PRJ 1007 Wiregrass

This series includes field documentation and administrative files from several related projects that resulted in 1) he Wiregrass Ways radio series (broadcast on Georgia Public Radio in 1998 with funding from a Georgia Council for the Arts Folklife Program grant, and 2) several versions of the Folklife of Wiregrass Georgia exhibit (funded first by the Georgia Humanities Council and subsequently by a National Endowment for the Arts Access grant).

Wiregrass Ways was a 13-part radio series on South Georgia heritage and tradition that was produced by WWET Valdosta in association with Peach State Public Radio (now Georgia Public Radio). Each program is approximately five minutes in length and is self-contained.

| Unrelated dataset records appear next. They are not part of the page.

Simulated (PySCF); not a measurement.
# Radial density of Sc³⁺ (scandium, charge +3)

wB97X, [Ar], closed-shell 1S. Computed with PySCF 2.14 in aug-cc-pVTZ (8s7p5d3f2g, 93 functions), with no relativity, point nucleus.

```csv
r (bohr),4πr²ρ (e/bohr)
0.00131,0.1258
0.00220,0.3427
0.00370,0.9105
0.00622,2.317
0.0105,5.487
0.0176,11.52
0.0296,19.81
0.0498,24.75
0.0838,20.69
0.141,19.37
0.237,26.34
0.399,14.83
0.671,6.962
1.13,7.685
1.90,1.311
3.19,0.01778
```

The Folklife of Wiregrass Georgia exhibit also drew on some of the same fieldwork that underlies the radio series. Two versions of this exhibit are part of the collection. The first, which uses panels from an earlier exhibit of the same name curated in the late 1980s by Tom Rankin for the Arts Experiment Station in Tifton, is currently on permanent display in the ground and 3rd floors of VSU's Odum Library. The second is a lightweight traveling version comprised of 8 free-standing kiosks. Both retain text and images from Rankin's original exhibit, supplemented by additional images and text curated by Laurie K. Sommers. The original exhibit organization remains: Of Farms and Farming, Of Community Art and Life, and Of Religion and Sacred Life. Tape recordings of some of the public programs held at exhibit openings are also included.

The original exhibit used images from the 1977 American Folklife Center, Library of Congress field survey; 8 x 10 copies of those photos are included in the series. The SGFP inherited materials from the Art's Experiment Station's staff folklorist, Dennis Coelho, which had been left behind at the staff office at ABAC. These include miscellaneous reel to reel recordings from Coelho's own programs, copies of selected recordings and files from the 1977 American Folklife Center field survey in South Central Georgia, and a notebook used for organizing a Library of Congress exhibit based on the survey.